In our most recent class, we talked about using quotations more effectively. For homework, and to help you develop your next project, please use the method below to discuss one quotation you plan to use for Project #2. In your post, rather than writing this as a paragraph as you will in your project, break your work into each of the five steps, identifying each part so you can see what goes where, and so we can identify each part in each other’s responses.
Also include a response to using this method: what does it offer you that you didn’t already have in your writing tool-kit? What might it restrict you from doing?
Using Prof. Rebecca Devers’s IQIAA Method, with minor revisions, we’ll call this the five-step method for incorporating quotations:
Introduce: Use transitional phrases to inform your readers that you’re about to use someone else’s words.

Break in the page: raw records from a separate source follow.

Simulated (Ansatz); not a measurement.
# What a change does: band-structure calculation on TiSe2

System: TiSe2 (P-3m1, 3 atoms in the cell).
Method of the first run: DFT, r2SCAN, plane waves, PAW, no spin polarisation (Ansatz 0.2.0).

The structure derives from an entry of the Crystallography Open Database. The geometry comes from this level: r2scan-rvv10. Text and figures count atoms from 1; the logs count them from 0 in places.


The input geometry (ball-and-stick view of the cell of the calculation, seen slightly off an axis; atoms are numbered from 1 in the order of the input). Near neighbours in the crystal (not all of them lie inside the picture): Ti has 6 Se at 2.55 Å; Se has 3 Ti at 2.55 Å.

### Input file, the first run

Quote: When you quote someone, you are obligated to represent their words accurately. This means avoiding typos and mistakes, and it means providing accurate citations that tell your reader what source provided the words or images.
Interpret: If a quotation can stand on its own without interpretation, then your readers don’t need to read your project or essay. After including a quotation, explain it to your readers. Put that quotation into your own words, or into a language or discourse that your audience can better understand. To get comfortable doing this, consider starting sentences after quotations with phrases like, “In other words, . . . .”
Analyze: Interpretation translates the original author’s words into a language your audience will understand. Analysis tells your readers why that quotation is so important. It highlights the significance of an author’s word choice, argument, example, or logic. Analysis goes beyond the obvious, telling the reader what they may have missed if they didn’t read as carefully as you are.
Apply: Each time you use a quotation, make it clear to your reader how it supports your argument. You can do that by applying your analysis to your thesis statement. Remind your readers of your purpose for writing, and tell them how this quotation, and your analysis of it, helps you support your argument.
As you follow this method to construct a paragraph (or to write your broken-apart paragraph here), you may want to “quote the quote,” pointing to specific words or phrases within the quoted passage that carry meaning or deserve attention.